A colleague at work just found this little gem in File::Copy::Recursive:
my $two = join '-', ( stat $cur )[0,1] || '';
That should pick out the device and inode, join them with a hyphen and set $two to the empty string if the stat failed. However, there’s a precedence problem:
# Intended code. my $two = join( '-', ( stat $cur )[0,1] ) || ''; # Actual code. my $two = join '-', ( ( stat $cur )[0,1] ) || '';
Spot the difference? The || bit applies to the result of the list slice. But what happens when you use || on a list slice? Let’s look at the debugger…
DB<1> x @statinfo = stat '/etc/hosts'
0 2050
1 327794
2 33188
3 1
4 0
5 0
6 0
7 332
8 1089379886
9 1134738486
10 1134738486
11 4096
12 8
DB<2> x @statinfo[0,1]
0 2050
1 327794
DB<3> x @statinfo[0,1] || ''
0 327794
DB<4> x @statinfo[0,1,2] || ''
0 33188
So it appears that putting a list slice into scalar context always returns the last element of the list. Weird. More info (including examples at perldoc/C-style Logical Or).
Hopefully, he’ll file a bug report as it was actually tripping him up…
Update: RT#19205
Comments 2
You are surprised about that? I’d expect any seasoned Perl 5 programmer to know that neither
@a = @b || @cnor@a = ( 1, 2 ) || ( 3, 4 );DWIMs – what you have is just an instance of this. That you generated the list using a slice is a red herring.Maybe you need to re-read Japhy’s famous “List” is a Four-Letter Word article?
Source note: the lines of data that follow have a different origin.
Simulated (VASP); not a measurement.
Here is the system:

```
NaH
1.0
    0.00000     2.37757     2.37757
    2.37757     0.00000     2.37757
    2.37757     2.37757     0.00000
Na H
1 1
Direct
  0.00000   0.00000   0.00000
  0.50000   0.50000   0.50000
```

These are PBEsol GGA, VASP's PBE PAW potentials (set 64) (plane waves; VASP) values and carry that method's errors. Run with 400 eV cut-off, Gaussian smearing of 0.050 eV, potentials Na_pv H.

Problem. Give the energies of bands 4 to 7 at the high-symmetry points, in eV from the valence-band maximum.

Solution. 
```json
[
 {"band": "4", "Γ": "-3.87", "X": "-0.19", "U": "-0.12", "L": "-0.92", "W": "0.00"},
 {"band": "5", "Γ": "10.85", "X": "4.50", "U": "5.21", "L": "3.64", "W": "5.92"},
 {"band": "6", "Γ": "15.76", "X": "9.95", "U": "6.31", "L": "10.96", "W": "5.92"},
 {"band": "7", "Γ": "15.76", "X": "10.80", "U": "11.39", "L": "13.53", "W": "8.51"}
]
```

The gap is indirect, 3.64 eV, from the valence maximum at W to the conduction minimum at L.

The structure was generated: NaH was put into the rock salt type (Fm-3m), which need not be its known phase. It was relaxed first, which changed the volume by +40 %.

I doubt this will be changed in Perl 5… it’s fixed in Perl 6, though.
One more point: the
|| ''bit is dead code.join always returns a string – when you join nothing, it returns an empty string, not undef.
Posted 11 May 2006 at 4:45 pm ¶I did know that lists don’t work like that at all; I was just surprised by the combination of the list slice. I’m just pleased to say that it wasn’t in my code.